Where I currently work, we’ve used Maplesoft Maple for various, but chiefly symbolic, calculations for as long as I recall. Primarily, that’s for historical reasons - one man learned how to use it, taught everyone else, everybody can now use it to some extent… You know how it is - if your instrument of choice is a hammer and if you know how to hammer, then everything’s a nail. While Maple is a decent computer algebra system (CAS), being one of the oldest ones, it’s main drawbacks for us right now are the cost (it’s pRoPRiEtOrY) and the fact that the optimization functionality in our version of it, well… Let’s just say it could be better. There’s not even a Levenberg–Marquardt implemented.
I dabbled in Python on and off, mostly off, for years. Literally. It’s more than ten years since I audited a MIT’s MOOC about Python 2 on EdX, way before this platform monetized itself to the gills. Passed with 80/100, being not exactly sober most of the time. Whereas my, ahem, mastery never got past a very basic level, I’ve always been fascinated by the simplicity and power of the language.

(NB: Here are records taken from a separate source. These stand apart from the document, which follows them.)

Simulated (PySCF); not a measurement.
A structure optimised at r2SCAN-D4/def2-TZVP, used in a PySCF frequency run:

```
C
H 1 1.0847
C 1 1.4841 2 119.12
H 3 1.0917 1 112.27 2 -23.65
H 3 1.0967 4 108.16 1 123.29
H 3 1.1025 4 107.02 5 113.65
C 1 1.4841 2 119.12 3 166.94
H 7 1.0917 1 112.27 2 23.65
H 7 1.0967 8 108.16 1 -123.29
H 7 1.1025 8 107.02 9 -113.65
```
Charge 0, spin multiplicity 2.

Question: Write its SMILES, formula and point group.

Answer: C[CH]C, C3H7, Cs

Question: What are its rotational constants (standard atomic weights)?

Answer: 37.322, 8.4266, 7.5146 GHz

Now, owing to the large community’s unceasing interest, Pythonic ecosystem is getting better all the time. Many people make it an instrument of choice for the science-related computations. I was pleasantly surprised to discover that the sympy
package for symbolic computations coupled with the Jupyter notebooks turn your browser into a poor man’s CAS with the dormant capabilities of a general-purpose programming language. And don’t even start me on numpy
and scipy
. In other words, even if we’re not talking of replacing Maple just now, Python looks like a perfect software suite to greatly augment one’s abilities to perform various computational tasks.
The problem is that learning anything new takes time. At the same time, if you know something, than it’s easier to understand something similar. While there are some cross-language introductions for the general-purpose programming languages (psst! come here! I’ll teach you some JavaScript in 3 minutes if you know C already), I haven’t found anything like this for the Maple-Python language pair. I only found some Reddit posts with the titles like “Why the hell Maple” and the answers in the general direction of “because you’re probably in Canada”. Being not in Canada, as well as not at all proficient at either Maple or Python, I jumped to the task…
…and so here comes my short tutorial - an introduction to performing the scientific-calculator-like computations in Python for those who are acquainted with the Maple syntax. The tutorial is somewhat a bit heavily thermodynamics-oriented, but what can you do?.. There are two Jupyter notebooks, depending on your language of choice, hosted as github gists:
Both versions contain the same code with the same comments. The output is removed from the notebooks, but, in any case, they are intended to be interactive. If you don’t want to install Python, you can use Google Colab.
So, if you’re interested, check out the notebook, run the code, play, experiment, have fun! I hope you’ll find all this at least a tiny bit useful.